Hear about Laura's time spent in Antarctica

Details

Engineering in Antarctica includes it share of environmental and personal challenges. Laura will discuss building design and maintenance strategies relative to such cold and harsh locations and share her experience living at the South Pole Station for over a year including nine months of isolation from the outside world.

Next up for the U.S. Antarctic Program is overhauling McMurdo Station, the largest on the continent and the main port that supports the U.S. and various international programs. The new master plan will prepare infrastructure for state-of-art science missions and prioritize logistical and energy efficiency.  The process will take nearly two decades from funding to implementation.

About Laura

After moving from Washington State to Texas to Michigan where Laura attended Calvin College and graduated with a mechanical engineering concentration, she was inspired to work in the renewable energy industry and made a move to Colorado to work for the National Wind Technology Center as a test engineer for pre-market wind turbine blades.

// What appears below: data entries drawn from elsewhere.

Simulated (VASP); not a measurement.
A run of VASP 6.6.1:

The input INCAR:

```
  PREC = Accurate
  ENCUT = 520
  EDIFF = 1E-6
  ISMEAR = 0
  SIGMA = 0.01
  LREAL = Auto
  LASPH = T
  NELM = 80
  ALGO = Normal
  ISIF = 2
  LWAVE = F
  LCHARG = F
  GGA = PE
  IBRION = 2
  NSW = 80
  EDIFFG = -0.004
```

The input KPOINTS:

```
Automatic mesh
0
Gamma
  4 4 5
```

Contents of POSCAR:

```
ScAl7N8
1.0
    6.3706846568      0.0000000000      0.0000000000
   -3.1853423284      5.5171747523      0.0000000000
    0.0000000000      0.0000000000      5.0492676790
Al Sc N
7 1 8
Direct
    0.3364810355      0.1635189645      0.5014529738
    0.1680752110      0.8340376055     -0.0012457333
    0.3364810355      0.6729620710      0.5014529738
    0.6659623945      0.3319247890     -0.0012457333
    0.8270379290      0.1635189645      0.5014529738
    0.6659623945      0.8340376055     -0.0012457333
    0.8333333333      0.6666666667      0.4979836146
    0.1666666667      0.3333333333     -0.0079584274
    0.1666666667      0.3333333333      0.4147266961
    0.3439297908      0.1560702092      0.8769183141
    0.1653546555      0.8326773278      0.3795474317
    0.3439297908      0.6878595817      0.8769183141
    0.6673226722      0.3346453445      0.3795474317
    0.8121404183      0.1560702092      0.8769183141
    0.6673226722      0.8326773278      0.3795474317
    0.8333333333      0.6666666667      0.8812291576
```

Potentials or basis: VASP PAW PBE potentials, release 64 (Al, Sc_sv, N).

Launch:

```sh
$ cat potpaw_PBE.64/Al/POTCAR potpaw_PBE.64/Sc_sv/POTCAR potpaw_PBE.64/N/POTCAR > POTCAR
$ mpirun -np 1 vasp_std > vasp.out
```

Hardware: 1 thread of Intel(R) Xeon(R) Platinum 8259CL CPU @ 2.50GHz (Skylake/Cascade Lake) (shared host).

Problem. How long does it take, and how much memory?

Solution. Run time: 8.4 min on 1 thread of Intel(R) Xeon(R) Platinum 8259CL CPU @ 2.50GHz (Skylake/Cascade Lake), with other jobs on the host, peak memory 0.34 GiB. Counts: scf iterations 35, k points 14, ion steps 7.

After first hearing that people actually lived and worked on the southern-most continent, she started applying for any jobs possible, and providentially landed a facilities engineering job for McMurdo Station. Laura cut her teeth in the building sciences by designing and tracking facilities change orders from adding safety ladders for fuel tanks to new air intakes for the diesel generators. In 2007, Laura spent over a year straight on the “Ice” as the facilities engineer for the South Pole Station diving into building controls, metering and power systems. When the energy engineer position opened up, she joined the full-time staff in the Denver office from until 2012. In 2010, she won the inaugural ‘Young Energy Professional of the Year” award from the Association of Energy Engineers for her energy savings Antarctica.

Now she works for CH2M, a large engineering firm located in the Denver area, doing energy consulting for the military including performing energy audits, writing energy management plans, and commissioning building systems. Laura will always miss working with the Antarctic team and wonders if her trajectory will lead her back again one day.

This lecture is free and open to the public.